What do you get for two years worth of work and research into the digital landscape of a nation?

Well, if you're the UK government's Department of Culture Media and Sports (DCMS) you get a report entitled  Connectivity, Content and Consumers: Britain's Digital Platform for Growth which is intended to paint a clear picture of the path the UK's digital economy will take.

What it actually provides is an incredibly high level broad swap of digital blandishments and political opportunism, but we'll come back to that.
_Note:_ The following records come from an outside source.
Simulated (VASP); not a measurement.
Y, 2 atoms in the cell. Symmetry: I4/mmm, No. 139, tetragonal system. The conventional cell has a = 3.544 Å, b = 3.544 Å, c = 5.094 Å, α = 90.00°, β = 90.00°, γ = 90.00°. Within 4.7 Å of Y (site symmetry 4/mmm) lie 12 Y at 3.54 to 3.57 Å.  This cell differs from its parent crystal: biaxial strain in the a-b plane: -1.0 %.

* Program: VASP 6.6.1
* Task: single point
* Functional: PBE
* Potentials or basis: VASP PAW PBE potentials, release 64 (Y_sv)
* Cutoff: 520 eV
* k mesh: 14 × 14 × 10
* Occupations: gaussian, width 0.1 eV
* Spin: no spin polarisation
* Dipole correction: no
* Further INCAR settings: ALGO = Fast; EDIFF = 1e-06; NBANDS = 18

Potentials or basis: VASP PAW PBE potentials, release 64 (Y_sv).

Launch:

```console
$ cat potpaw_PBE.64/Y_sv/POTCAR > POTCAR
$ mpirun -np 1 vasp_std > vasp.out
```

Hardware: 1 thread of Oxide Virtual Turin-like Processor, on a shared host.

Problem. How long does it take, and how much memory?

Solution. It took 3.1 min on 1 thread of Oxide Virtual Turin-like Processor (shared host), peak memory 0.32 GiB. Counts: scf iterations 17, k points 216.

There are four main areas of coverage for this report:

  •  Establishing world-class connectivity throughout the UK
  • Supporting the production of world-beating innovative content and services that originate here in the UK, but that are in demand across the globe
  • Helping to keep the cost of living down by ensuring consumers have choice about the range of communications and media services available to them
  • Ensuring  consumer safety in an increasingly online world

There's a lot of ministerial self-congratulation going on in the executive summary that many may regard as thoroughly undeserved. For example, a top line conclusion of two years worth of research is that the current legislative framework in the UK is "broadly working well, supporting economic growth and innovation".

Sorry, come again? This is the UK in 2013 we're talking about, yes? OK, well we may need to agree to differ on that one, but let's press on.

The report states:

We are better connected now than we have ever been, and no longer limited by our physical location. Nearly all households and businesses can access at least current generation broadband and we have some of the lowest priced broadband in the EU.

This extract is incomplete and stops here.